Books that have stayed with you: a Facebook study
The latest thing making the rounds on Facebook is the “Top 10 books” craze, where a friend will tag you in their comment and asks you to “list 10 books that have stayed with you in some way. Don't take more than a few minutes, and don't think too hard. They do not have to be the 'right' books or great works of literature, just ones that have affected you in some way”.
While it could be considered just another Facebook chainmail status, there has been some real research done on the topic.
A sample of over 130,000 status updates that included “10 books” or “ten books” that appeared in the last two weeks of August (although the meme has been active over at least a year).
Below are some of the findings from Facebook:
Note: The demographics of those posting were as follows: 63.7% were in the US, followed by 9.3%in India, and 6.3% in the UK. Women outnumbered men 3.1:1. The average age was 37. Therefore it was expected the books chosen to be reflective of this subset of the population.
Here are the top 20 books, along with a percentage of all lists (having at least one of the top 500 books) that contained them.
- 21.08 Harry Potter series - J.K. Rowling
- 14.48 To Kill a Mockingbird - Harper Lee
- 13.86 The Lord of the Rings - JRR Tolkien
- 7.48 The Hobbit - JRR Tolkien
- 7.28 Pride and Prejudice - Jane Austen
- 7.21 The Holy Bible
- 5.97 The Hitchhiker's Guide to the Galaxy - Douglas Adams
- 5.82 The Hunger Games Trilogy - Suzanne Collins
- 5.70 The Catcher in the Rye - J.D. Salinger
- 5.63 The Chronicles of Narnia - C.S. Lewis
- 5.61 The Great Gatsby - F. Scott Fitzgerald
- 5.37 1984 - George Orwell
- 5.26 Little Women - Louisa May Alcott
- 5.23 Jane Eyre - Charlotte Bronte
- 5.11 The Stand - Stephen King
- 4.95 Gone with the Wind - Margaret Mitchell
- 4.38 A Wrinkle in Time - Madeleine L'Engle
- 4.27 The Handmaid's Tale - Margaret Atwood
- 4.05 The Lion, the Witch, and the Wardrobe - C.S. Lewis
- 4.01 The Alchemist - Paulo Coelho
Another part of the study was to see if friends tended to like the same books.

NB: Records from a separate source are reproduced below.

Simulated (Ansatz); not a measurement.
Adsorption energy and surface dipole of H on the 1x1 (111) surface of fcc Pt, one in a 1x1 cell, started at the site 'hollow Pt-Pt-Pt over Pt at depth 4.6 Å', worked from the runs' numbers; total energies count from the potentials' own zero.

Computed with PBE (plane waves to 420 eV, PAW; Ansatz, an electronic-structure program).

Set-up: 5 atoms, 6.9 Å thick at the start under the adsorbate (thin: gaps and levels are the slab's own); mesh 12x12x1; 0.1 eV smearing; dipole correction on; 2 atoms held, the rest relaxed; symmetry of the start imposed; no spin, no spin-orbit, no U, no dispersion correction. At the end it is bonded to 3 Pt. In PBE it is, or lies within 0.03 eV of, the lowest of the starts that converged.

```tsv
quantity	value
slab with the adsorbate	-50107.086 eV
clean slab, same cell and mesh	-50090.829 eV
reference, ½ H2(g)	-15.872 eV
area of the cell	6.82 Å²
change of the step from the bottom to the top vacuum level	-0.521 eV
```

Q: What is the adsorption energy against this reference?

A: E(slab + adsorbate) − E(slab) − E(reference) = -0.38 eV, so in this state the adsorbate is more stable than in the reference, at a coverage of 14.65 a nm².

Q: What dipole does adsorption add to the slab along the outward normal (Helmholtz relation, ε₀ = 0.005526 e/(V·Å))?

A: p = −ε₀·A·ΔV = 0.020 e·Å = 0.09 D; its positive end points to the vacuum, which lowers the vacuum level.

Some people shared the meme without tagging anyone in it, calling on all of their friends to make their own posts, while others tagged specific friends either because they wanted to know what their favourite books were, or because they knew that a post like this would be of interest to them.
The study found that the low overlap of titles on friends’ lists underlined that even in a world of relatively few highly successful bestsellers, lists of favorites tend to be rather different, even between friends.